FMRG: Cyber: Manufacturing USA: Exploiting Spatio-Temporal Interdependency Between Electrochemical Manufacturing and Power Grid to Optimize Flexibility and Sustainability

$29.99M USD

Funder National Science Foundation (US)
Recipient Organization University of Wisconsin-Madison
Country United States
Start Date Sep 01, 2023
End Date Aug 31, 2027
Duration 1,460 days
Number of Grantees 5
Roles Principal Investigator; Co-Principal Investigator
Data Source National Science Foundation (US)
Grant ID 2328160
Grant Description

The chemical manufacturing sector and the power grid are becoming increasingly coupled. This is driven by their shared interest in decarbonizing operations: the chemical sector is aiming to decarbonize via electrification of key technologies, while the grid is aiming to decarbonize via adoption of renewable (wind/solar) power. As such, mitigating the inherent intermittency of renewable power is a grand challenge that needs to be overcome to achieve decarbonization of both sectors.

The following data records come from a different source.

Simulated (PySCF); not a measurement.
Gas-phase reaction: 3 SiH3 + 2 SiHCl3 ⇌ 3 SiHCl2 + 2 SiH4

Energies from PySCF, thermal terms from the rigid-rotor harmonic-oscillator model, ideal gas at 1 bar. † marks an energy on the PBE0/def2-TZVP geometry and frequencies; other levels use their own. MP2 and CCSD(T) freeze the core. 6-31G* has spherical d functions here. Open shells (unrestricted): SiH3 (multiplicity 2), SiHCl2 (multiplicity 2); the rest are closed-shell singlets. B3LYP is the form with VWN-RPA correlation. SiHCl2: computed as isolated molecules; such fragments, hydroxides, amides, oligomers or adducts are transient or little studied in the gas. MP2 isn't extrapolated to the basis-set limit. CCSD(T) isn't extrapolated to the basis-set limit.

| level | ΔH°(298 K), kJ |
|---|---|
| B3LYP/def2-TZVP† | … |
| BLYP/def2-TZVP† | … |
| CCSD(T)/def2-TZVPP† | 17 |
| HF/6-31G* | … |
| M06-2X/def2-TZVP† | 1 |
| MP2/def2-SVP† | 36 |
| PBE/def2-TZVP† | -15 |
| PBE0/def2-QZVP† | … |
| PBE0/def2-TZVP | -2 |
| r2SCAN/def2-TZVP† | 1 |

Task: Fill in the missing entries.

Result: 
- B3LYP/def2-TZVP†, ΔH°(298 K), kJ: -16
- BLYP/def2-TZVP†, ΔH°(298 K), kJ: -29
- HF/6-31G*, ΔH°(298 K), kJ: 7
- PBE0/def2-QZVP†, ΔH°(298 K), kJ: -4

This will require the design of new and flexible technologies that can shift power demands from the seconds to seasons timescale and from the local to the national level. The chemical sector is uniquely positioned to help provide these unprecedented levels of flexibility. This can be achieved via modular electrochemical (EC) technologies that use highly intermittent power to produce chemicals in a distributed manner and via the efficient production of energy carriers (e.g., hydrogen, ammonia, formic acid) that can be used to store, transport, and re-generate power.

To realize this vision, a paradigm shift under which EC technologies are co-designed with electricity markets is needed; specifically, EC technologies need to be designed as flexibility providers that actively participate in electricity markets and such markets need to properly remunerate flexibility services. More broadly, EC technologies are vital sector-coupling assets that can provide flexibility to enable risk mitigation (e.g., extreme weather, cyber-attacks) and can play a key role in ensuring that the power grid and chemical supply chains operate in a reliable, sustainable, and economic manner.

Accordingly, This Future CyberManufacturing research grant will boost American chemical manufacturing and advance the prosperity and welfare of the United States. The project will also lead to new design principles, simulation models, data, and technologies that enhance the training of the next-generation workforce of chemical engineers, electrical engineers, and chemists to leverage multiscale thinking to develop technologies and solutions.

The project will also lead to new business practices that foster coordination between chemical and power sectors with the goal of helping accelerate the adoption of new technologies and decarbonization efforts.

The goal of this Future Manufacturing project is to conduct fundamental computational and experimental research to design new and flexible electrochemical (EC) technologies that best integrate with the power grid and with chemical supply chains, to identify key aspects that limit flexibility of these technologies, and to determine how to best exploit their flexibility to achieve economic and sustainability goals at a societal scale. Specifically, an interdisciplinary team will: (i) develop infrastructure-level modeling techniques that capture the multiscale coupling between the chemical and power sectors that capture different types of EC technologies and help identify amounts and types of flexibility needed; (ii) develop device-level models for EC technologies that capture the interplay between flexibility and design (e.g., cell capacity, ramping capacity, efficiency, durability); (iii) develop density functional theory models that help identify electrode materials to meet design specifications; and (iv) develop experimental procedures to evaluate different reaction chemistries, materials, and EC configurations (e.g., coupled, decoupled, tandem, cascade), and to collect key data that informs modeling and economic/environmental assessments.

These capabilities will be combined via convergent studies that will answer questions of societal and industrial relevance. The convergent research approach will lead to new design principles, simulation models, data, and technologies that will serve as the backbone of a workforce development plan that will train a new generation of chemical engineers, electrical engineers, and chemists that leverage multiscale thinking to develop technologies and solutions.

The project will lead to new business practices that foster coordination between the chemical and power sectors with the goal of helping accelerate the adoption of EC technologies and decarbonization efforts. This Future Manufacturing award was supported by the Divisions of Civil, Mechanical and Manufacturing Innovation (CMMI), Chemical, Bioengineering, Environmental and Transport Systems (CBET), Engineering Education and Centers (EEC), Chemistry (CHE), and the Division of Mathematical Sciences (DMS).

This award reflects NSF's statutory mission and has been deemed worthy of support through evaluation using the Foundation's intellectual merit and broader impacts review criteria.